It is a sad day when Oklahoma's public policy is designed to take advantage of human weakness.
[Below please find an editorial piece by state Rep. Paul Wesselhöft, R-Moore, on the sale of tickets for the Oklahoma state lottery, set to begin this week. As the excitement surrounding ticket sales revs up, Rep. Wesselhöft hopes this editorial will present Oklahomans with the other side of the issue.]
Snake Eyes
By State Rep. Paul Wesselhöft
Dice have been found in Egypt dating thousands of years before Christ. Gambling, it seems, has been a universal practice. Gambling involves gain to very few and loss to a great many. Winners are made at the often serious expense of losers. Wouldn't it seem that the command to love one's neighbor rules out gain at your neighbor's inevitable loss?
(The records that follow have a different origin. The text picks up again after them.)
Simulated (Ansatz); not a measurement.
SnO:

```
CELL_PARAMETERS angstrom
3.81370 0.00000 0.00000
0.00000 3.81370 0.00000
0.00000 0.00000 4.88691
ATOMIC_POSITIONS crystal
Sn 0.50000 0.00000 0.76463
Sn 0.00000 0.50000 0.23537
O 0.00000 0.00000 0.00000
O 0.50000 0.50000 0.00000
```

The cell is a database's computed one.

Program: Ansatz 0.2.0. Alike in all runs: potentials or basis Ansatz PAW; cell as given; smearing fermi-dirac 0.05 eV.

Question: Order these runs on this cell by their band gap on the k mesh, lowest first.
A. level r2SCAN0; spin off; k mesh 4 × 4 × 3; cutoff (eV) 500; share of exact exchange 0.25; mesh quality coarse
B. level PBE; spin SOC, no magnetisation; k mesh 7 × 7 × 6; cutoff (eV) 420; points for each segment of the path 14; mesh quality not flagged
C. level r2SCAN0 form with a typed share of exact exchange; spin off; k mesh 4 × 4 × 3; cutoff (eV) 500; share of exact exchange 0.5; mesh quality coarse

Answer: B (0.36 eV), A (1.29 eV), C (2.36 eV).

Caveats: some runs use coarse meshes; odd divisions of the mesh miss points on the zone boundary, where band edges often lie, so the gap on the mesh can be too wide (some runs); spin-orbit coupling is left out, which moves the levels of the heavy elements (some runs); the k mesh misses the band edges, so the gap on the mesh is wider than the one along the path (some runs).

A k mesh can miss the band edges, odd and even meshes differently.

Now that Oklahoma has initiated a public policy to extract wealth from her citizens through a lottery, the state has become a partner in a business that breaks up families and exploits our most vulnerable citizens. It is a sad day when Oklahoma's public policy is designed to take advantage of human weakness.
With lottery tickets soon to be available at the corner store, and with currently over 80 casinos within a short drive, gambling in Oklahoma is easy to find - and very addictive. Families often suffer severely at the hands of the addictive gambler. Not every gambler develops a pathological behavior pattern, but far too many do.
State officials estimate that some 127,000 Oklahomans are either pathological or problem gamblers. Our state's economy is already bearing the loss of $50 million in gambling-related bankruptcies. Both of these numbers will surely increase as the lottery takes hold.
And though "casual" gambling seldom causes serious problems and should not be considered in the same category as "compulsive" gambling, one must be cautious. All compulsive gambling begins casually.
In my years of pastoral counseling in military communities, where slot machines tend to be plentiful, I have too often seen the social, professional, familial and economic devastation that gambling causes. It ruins lives, and often destroys them altogether. State officials estimate the suicide rate among problem gamblers at 20 percent.
Gambling creates no real product. It creates no new wealth. Gambling violates the principle of fair return for labor and investment and the ethics of stewardship and hard work. It also inflicts pain disproportionately on the poor. And Oklahoma is already one of the poorest states in the nation.
Despite what the governor claims, Oklahoma's economy simply cannot grow when her citizens repeatedly lose capital by gambling away their hard-earned wages. That's a fact. Over the long run, the only people who grow wealthy because of gambling are those who control the process - the casinos, many of which are owned by out-of-state syndicates; and, of course, those who operate the lotteries.
Lottery proponents justify their actions by claiming that it's for the children. Haven't we heard that before? If public policy makers want money for the kids, let them be courageous enough to ask for it legitimately.
There are only so many gambling dollars available in this state. And with the proliferation of casinos and now the lottery, one might wonder if all this competition for everyone's income will someday create an implosion of Oklahoma's gambling industry. If that happens, what are the public policy makers to do with their grand scheme?
When governments sponsor and sanction gambling, even through the democratic process, they engage in the worst type of commercial exploitation. We need government to encourage productive labor, not entice her citizens, through seductive advertising, to crave unearned wealth by tickets bought, the roll of dice, or the pull of the "one-armed bandit."
Albert Einstein stated that "God Almighty does not throw dice." He was referring to the fact that the universe is ordered and not left to chance. State-legalized gambling, it seems, is a denial of faith in God and His ordered universe. The gambler places their trust and devotion in blind chance, which is the antithesis of an ordered universe governed by a sovereign God.
To compulsively place one's trust in mere chance, for the Judeo-Christian, is akin to idolatry; for the atheist and others, let's just call it, "snake eyes."
[Wesselhöft, R-Moore, represents District 54 in the Oklahoma House of Representatives.]